Tutorial
8 min read

ETL 2.0 Why you should switch into stream processing

If you are looking at Nifi to help you in your data ingestions pipeline, there might be an interesting alternative.

Let’s assume we want to simply dump facts from Kafka to HDFS without any transformations - assuming  short latency isn’t crucial, but desirable. We have hundreds of topics from small to really huge ones, and all messages are in Avro format. Additionally some data is produced hourly or daily,  and some are produced online. Facts will be used to power tables on Hive as external tables which means there is a need of avoiding big amounts of small files. Otherwise HDFS along with Hive might have hard times with performance.

How to go about it? Fast research in Google suggests 3 options:

  • Apache Gobblin or Camus – MapReduce framework, so it’s batch, a bit of outdated technology - leave it for old-school programmers
  • Kafka HDFS 2 sink connector – Kafka Connect it’s great, scalable framework. That connector was used in one of the projects in GetInData, but had some bugs connected with Avro format. Due to that it consumed a lot of resources and there were difficulties during schema upgrade. It produced corrupted files during Hive Metastore problems etc. Using that in bigger projects won’t be easy.
  • Kafka HDFS 3 sink connector – it’s under the Confluent Enterprise License, you can test it for 30 days for free. It’s worth trying if you paid for the license.
  • Apache Flume – agent-based solution. It is hard to get Flume to process data exactly-once. Nevertheless, it's a deprecated technology (even by Cloudera)
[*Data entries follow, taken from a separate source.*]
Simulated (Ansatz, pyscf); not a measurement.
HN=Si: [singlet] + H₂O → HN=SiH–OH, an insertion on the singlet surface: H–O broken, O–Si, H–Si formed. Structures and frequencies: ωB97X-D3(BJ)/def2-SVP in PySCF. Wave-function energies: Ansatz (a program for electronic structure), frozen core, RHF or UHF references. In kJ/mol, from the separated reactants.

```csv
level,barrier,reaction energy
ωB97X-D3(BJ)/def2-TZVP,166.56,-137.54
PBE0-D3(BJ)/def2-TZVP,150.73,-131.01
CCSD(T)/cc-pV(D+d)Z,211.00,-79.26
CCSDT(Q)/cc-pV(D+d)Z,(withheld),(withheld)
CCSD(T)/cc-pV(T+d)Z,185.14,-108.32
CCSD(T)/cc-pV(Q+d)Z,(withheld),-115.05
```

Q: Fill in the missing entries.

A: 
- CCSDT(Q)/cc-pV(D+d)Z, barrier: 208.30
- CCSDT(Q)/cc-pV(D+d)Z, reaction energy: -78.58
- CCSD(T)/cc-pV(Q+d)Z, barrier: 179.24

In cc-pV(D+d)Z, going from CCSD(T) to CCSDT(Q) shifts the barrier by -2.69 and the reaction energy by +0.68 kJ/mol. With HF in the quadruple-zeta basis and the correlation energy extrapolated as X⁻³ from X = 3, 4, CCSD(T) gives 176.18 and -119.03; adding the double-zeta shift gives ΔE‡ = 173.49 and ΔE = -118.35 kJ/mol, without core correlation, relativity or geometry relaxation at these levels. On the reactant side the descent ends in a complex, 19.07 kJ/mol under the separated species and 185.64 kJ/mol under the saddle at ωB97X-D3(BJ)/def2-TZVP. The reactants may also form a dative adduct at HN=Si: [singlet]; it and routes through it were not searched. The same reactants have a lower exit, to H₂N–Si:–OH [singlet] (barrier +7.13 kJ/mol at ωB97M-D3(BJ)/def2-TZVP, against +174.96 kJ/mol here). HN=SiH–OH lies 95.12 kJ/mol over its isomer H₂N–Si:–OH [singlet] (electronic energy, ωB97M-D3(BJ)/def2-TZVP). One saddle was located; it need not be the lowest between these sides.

So, in my opinion  none of the above seems to be good enough for the case. Let's build a well-fitted solution then!

In one of the projects in GetInData we use NIFI as a tool of choice for data ingestion, as it allows quite easily to build flow for dumping data. Messages can be buffered in a loop and merged before putting on HDFS. It works surprisingly well, but it does not guarantee at least once processing. 

You have to be aware that NIFI simply processes flow files (facts in this case), which are not shared or replicated between cluster nodes. Therefore there is a risk of data loss or incorrect order of data chunks, when node is down some data is not available and may be lost. There is no guarantee of recovery flow files after restoring a dead node. NIFI does not support high availability of data in this sense.

It is a real problem when you want to build some automation for reporting and there is a risk that source tables are not consistent. You have to:

  • monitor data consistency 
  • fix everything in case of problems, what means manual interventions and reconciliations

Monitoring of consistency requires gathering counts from Kafka topics and comparison with Hive tables or HDFS files. It's a batch task - it can be checked daily or hourly but you get information with delay. Reports may be inconsistent so analytics can’t rely on it.

There are more problems with NIFI. Maintenance of environments will be challenging as there is no CI/CD support. Stability depends on running processes, it’s worth to isolate core processes on dedicated clusters which is another extra effort.

Why not to use a leading, streaming framework like Flink? It is fast, scalable, gives exactly once processing for granted, works well with CI/CD pipelines. Moreover, it is easy to maintain Flink jobs with e.g., Ververica Platform, Kubernetes or good old Yarn. Auto-retry is your concern? No problem, Flink has a built-in auto-retry based on checkpointing.

Checkpoint in Flink world is a job state. Flink creates a periodic barrier which goes through flow. Task handles the barrier by writing its state to the resilient storage. In the end we have a consistent state of the whole flow. Conclusion is straightforward – make frequent checkpoints if you want to recover fast.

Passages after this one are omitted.